I follow the posts on the MiddleWeb blog. On January 27th, Elizabeth Stein posted “Co-Teachers: What a Tangled Web We’re In.” In her post, Elizabeth focuses on serving the needs of special education students through coteaching and poses thoughtful questions about how educators should or can be evaluated in coteaching situations in terms of student learning outcomes. Her concerns and questions remind me of several conversations I participated in at the ALA Midwinter Meeting in Philadelphia last month.
One of the challenges in determining a causal relationship between teachers’ teaching and students’ learning outcomes is a false assumption that there can be a valid, undisputable cause and effect relationship between individual teacher’s teaching and individual student’s learning. In middle and high schools, interdisciplinary learning and teaching must be considered. For example, a student’s ability to comprehend a narrative math problem may be the result of her learning in English language arts as much as her learning in math class.
Other educators in the building such as librarians, reading and literacy coaches, music, art, P.E., special education teachers, and more (to say nothing of the home and community influencers) all contribute in varying degrees to students’ learning outcomes on any particular assignment or standardized test question for that matter. Even in a self-contained elementary school classroom, other educators in the building may make a measurable difference in student learning.
How then can students’ standardized test question results be ascribed to the teaching efficacy of one teacher and one teacher only? This may be especially problematic for school librarians whose work focuses on teaching students processes that are transferrable to all content areas and contribute to their ability to be effective lifelong learners.
Is it possible to drill down into test results and determine a causal relationship? Do you agree that teacher evaluation tied to students’ standardized test scores is a messy construct? What are your ideas about how to address this issue from the perspective of coteachers — and school librarians or special education teachers, in particular?
Clip Art from Discovery Education
This type of evaluation is a one dimensional and inaccurate slice of teacher and student ability. Student learning is based on many factors as you mention. Tying student outcomes to one teacher does not provide an accurate indication of the teacher’s ability especially when there are students who are promoted with skills well below grade level in a given class.
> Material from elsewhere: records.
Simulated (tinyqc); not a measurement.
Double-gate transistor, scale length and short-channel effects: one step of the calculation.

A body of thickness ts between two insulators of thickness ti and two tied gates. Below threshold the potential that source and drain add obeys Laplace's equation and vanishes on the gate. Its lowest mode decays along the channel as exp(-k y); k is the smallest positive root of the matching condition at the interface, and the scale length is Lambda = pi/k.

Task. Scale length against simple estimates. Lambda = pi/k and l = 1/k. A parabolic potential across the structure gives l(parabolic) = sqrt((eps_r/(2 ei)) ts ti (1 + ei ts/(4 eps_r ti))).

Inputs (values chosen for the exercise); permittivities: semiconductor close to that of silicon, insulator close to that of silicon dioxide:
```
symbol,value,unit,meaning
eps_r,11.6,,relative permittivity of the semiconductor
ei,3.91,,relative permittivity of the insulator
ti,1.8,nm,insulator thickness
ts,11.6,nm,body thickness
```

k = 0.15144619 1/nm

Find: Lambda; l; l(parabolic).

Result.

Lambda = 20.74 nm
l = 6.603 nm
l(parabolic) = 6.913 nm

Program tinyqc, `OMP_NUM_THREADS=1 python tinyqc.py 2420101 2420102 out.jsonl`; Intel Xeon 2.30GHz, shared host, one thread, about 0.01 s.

I am a school librarian in a PK-8 elementary setting. I use the TRAILS assessment with my students to assess their abilities and build my curriculum content. That being said in giving that assessment I also contend with the bubblers, burnt out students, sick students, students below grade level, and students who don’t test well for a variety of reasons. I only consider this as one of the tools I use to measure skills.
I believe that Project Based Learning using standards based content to deliver cross curricular tools gives a much richer picture of student’s ability to apply skills and meaningful content. Couple that with a standards based report card to reflect the true learning outcomes for individual students. Not a perfect fix but perhaps a more accurate view.